Biography of
Brigadier General James Winchester
by Ralph Naveaux

 

            Born in Maryland in 1752, Brigadier General James Winchester started out as a captain in the Revolutionary War and was twice captured by the British.  After the war, he moved to Tennessee to engage in farming, militia service, and politics.

            At the beginning of the War of 1812, Winchester was commissioned a brigadier general in the U.S. Army and was ordered to Kentucky to build an army to relieve Detroit.  Unpopular with his troops for being too refined and disciplined, he lost his bid to command the entire Northwestern Army to William Henry Harrison.

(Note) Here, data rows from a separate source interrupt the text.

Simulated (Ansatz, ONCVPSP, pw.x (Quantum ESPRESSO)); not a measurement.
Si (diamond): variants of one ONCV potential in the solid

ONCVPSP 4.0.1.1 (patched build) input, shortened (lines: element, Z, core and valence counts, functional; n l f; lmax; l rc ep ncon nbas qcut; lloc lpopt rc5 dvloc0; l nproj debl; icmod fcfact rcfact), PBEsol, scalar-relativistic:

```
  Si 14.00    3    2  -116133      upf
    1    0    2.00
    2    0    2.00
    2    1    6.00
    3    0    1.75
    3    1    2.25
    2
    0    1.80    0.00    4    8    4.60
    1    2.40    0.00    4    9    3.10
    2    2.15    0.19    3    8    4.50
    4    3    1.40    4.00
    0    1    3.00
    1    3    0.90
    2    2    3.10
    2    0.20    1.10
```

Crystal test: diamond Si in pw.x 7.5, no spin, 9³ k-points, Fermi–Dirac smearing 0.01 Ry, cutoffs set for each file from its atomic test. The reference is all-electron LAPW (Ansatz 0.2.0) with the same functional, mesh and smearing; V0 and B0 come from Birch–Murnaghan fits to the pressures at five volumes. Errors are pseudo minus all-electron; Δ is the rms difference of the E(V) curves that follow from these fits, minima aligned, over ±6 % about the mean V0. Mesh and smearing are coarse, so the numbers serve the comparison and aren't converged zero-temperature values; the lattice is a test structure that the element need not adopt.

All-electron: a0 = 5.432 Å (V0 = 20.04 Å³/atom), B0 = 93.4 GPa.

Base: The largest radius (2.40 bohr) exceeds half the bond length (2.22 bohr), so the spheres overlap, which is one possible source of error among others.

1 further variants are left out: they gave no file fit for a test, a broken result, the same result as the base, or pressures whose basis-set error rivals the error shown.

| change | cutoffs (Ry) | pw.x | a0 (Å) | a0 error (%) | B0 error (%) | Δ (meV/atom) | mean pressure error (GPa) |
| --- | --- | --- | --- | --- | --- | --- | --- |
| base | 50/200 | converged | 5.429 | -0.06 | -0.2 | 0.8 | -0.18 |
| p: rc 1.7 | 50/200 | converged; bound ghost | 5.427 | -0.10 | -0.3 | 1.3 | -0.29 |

            In command of Harrison’s Left Wing, Winchester advanced down the Maumee River, arriving at the Rapids in January of 1813, just in time to answer pleas for help from the citizens French Town on the River Raisin, which was being occupied and pillaged by the British & Indians.  Winchester dispatched a force to liberate the settlement on January 18, and personally led reinforcements, only to be overwhelmed by a British & Indian counterattack on January 22.

            After a year in captivity, Winchester was exchanged and assigned to a quiet sector near Mobile, Alabama.  In January of 1815, he almost found himself in hot water again, when the British took nearby Fort Bowyer in the final months of the war. 

            After the war, he disputed criticism of his military record.  In 1819, he ran the Chickasaw Boundary Line between Tennessee and Mississippi.    After retiring to his plantation at Cragfont, he played an important role in the founding of the city of Memphis.  He died July 26, 1826.